Japanese Drill Into Live Killer Volcano; Godzilla Not Yet Found

The effort sounds like the opening to a lost Godzilla movie that was never made, but the researchers involved in the government-run Geological Survey of Japan project are serious – deadly serious. A work crew of 15 will use a $17 million, 164-foot-high oil-rig-like derrick perched on the scrubby slopes of Mount Unzen to begin drilling through the volcano’s crust next week and sample the magma bubbling below. This 4,875-foot dome volcano on the southern island of Kyushu erupted in 1991 and showered avalanches of hot rocks over a nearby town. The eruption killed 43 people and left nearly 2,300 homeless; another 11,000 people were evacuated from the area until the volcano stabilized in 1995. Past probes have either sampled surface magma or the cold, stony centers of long dead volcano ranges. The current project is the world’s first attempt to tap the magma at the core of a volcano that has recently blown its top. Boring into the glowing 1300-degree magma at subterranean levels requires a slurry of water to be pumped into the drill shaft to cool the magma and allow the drill head to cut through.
Drilling will begin at altitude of 2,780 feet on its northwest slope. Scientists hope to tap a magma vent around sea level by August and extract a 656-foot-long core sample by summer 2004.
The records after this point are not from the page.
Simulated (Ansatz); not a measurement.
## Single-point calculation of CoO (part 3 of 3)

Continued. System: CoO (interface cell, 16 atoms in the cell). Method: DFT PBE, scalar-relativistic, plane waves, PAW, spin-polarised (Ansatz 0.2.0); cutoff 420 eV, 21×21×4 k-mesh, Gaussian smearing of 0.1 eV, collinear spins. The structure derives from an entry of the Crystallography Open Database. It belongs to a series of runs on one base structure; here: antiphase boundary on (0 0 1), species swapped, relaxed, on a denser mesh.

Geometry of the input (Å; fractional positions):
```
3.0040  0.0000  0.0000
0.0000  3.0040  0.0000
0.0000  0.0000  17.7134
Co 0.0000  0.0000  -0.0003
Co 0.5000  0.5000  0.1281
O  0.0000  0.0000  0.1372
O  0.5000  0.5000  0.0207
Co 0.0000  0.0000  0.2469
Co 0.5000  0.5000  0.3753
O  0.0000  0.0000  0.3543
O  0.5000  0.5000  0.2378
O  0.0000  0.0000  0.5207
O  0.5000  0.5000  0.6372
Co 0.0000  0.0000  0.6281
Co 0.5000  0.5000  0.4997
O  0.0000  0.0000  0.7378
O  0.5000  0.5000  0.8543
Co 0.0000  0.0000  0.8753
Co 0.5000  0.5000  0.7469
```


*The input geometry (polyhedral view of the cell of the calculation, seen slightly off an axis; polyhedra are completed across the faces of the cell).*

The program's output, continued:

The aim of the research is to study how the liquefied rock begets menacing gas buildup, said team leader Setsuya Nakata, of the University of Tokyo’s Earthquake Research Institute. “Gassing is important because it controls the explosivity of eruptions,” Nakata said after Thursday’s launch party. “The results can be expanded to anti-disaster research.” The results are particularly important to a nation like Japan, where the meteorological agency monitors 20 dangerous peaks. Perhaps Japan’s most famous volcano is snowcapped Mount Fuji, which last erupted in 1707 and sprinkled Tokyo with ash. Nakata said there is no danger of the current drilling triggering another eruption, but he said the research crew could be imperiled if swelling gas pressure inside the mountain causes the cooling water to violently explode outward. “We are taking many precautions, so we hope it goes safely,” Nakata said. And of course, they hope Godzilla doesn’t make an appearance, either.